In addition to the flat leather and fabric belts used in belt drives of the early 1900s, industry used hemp or wire rope running in grooved pulleys. These rope systems inspired development of the rubber V-belt, which first appeared in the 1920s. V-belts make use of a wedging action between belt and sheave, thereby developing high driving forces with considerably less belt tension than required by flat belts. This feature reduces loads on bearings. Also, V-belts inherently track better than flat belts and, thus, do not have to be aligned as carefully.

When V-belts first appeared, most applications were for large industrial drives typically requiring 10 to 15 belts between a single pair of shafts. Thus, belts for these industrial drives became known as "multiple" belts, and today they are referred to as "classical multiple" or "heavy-duty conventional" belts. V-belts and sheaves have been standardized, with letter designations running from A through E. These standard sizes are recognized worldwide.

Classical multiple V-belts offer the broadest range of power ratings and generally are the first type of belt drive considered. They are readily available from local distributors and engineered and rated for long, low-maintenance service. Their only drawback when compared with more modern designs is relatively high weight and space requirements. The belt, being of heavy construction, generates high centrifugal forces that place relatively low limits on top speed. Also, the thickness of the belt limits bend radius, thus requiring the need for relatively large sheaves. In practice, these constraints rarely are serious limitations.

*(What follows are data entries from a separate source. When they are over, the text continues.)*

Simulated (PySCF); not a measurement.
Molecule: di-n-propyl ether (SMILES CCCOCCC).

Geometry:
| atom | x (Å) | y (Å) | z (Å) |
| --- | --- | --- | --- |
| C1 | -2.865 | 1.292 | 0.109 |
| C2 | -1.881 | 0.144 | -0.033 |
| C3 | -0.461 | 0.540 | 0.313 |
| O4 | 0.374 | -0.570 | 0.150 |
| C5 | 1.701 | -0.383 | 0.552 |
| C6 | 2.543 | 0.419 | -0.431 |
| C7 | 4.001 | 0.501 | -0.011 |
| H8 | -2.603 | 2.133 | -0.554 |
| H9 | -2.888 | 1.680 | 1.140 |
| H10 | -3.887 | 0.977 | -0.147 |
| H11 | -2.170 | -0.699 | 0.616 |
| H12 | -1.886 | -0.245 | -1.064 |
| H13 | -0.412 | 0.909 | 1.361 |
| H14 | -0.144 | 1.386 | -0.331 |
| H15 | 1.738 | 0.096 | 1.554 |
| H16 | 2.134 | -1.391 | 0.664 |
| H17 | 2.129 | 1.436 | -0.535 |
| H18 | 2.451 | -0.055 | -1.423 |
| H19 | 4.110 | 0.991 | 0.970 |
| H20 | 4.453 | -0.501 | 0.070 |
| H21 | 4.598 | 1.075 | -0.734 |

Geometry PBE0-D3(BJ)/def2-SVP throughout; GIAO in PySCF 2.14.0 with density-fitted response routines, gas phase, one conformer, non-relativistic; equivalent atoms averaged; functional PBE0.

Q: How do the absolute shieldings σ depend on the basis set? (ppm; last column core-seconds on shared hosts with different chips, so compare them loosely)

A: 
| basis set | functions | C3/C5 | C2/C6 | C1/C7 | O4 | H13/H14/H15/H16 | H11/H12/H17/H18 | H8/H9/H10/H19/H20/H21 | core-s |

Most manufacturers offer two lines of multiple classical belts. One is the "standard" classification based on a fabric-wrapped construction. The wrap provides a protective envelope that tends to prevent damage and prolong life. The other classification is the "premium" or nonwrapped construction. The advantage of this design is that for a given standard size, none of the cross section is allocated to a wrap; thus, the total section consists of working tensile material. This allows rating belts of nonwrapped construction at higher power, section for section.

The lack of wrap makes a belt more vulnerable to damage; therefore, wrapped construction can be thought of as a more conservative selection. In OEM applications, however, service conditions tend to be well defined, and drive systems normally undergo thorough analysis and rigorous testing. Thus, these applications tend to favor nonwrapped construction, where the higher power rating can be used safely by virtue of the thorough engineering applied to possible environmental effects on the belt.

Belts for in-plant use, in contrast, are normally selected according to simple catalog ratings or to fit existing sheaves. Little, if any, attention is given to life testing or environmental effects, so wrapped construction is recommended.

Belts of nonwrapped construction, sometimes called bandless or raw-edge belts, are made with cogs or molded notches on the underside. Cogged belts permit more severe bends, thus allowing operation over smaller pulleys. Belts of standard wrapped construction are not available cogged because the protective envelope is both difficult to manufacture in cog form and also prevents severe bends. Notched belts are more expensive than those having a flat base. However, because they have a higher load-carrying capacity and run on less-expensive, smaller-diameter pulleys, the drive may require fewer notched belts.

Classical V-belts are frequently used individually, particularly in A and B sizes, smallest of the five cross sections. The larger sections, C, D, and E, generally are not used in single-belt drives because of certain cost penalties and inefficiencies encountered when scaling drives upward. The economics are such that for equivalent ratings, multiple belt drives based on A or B sections usually cost less than single-belt drives with C, D, or E sections.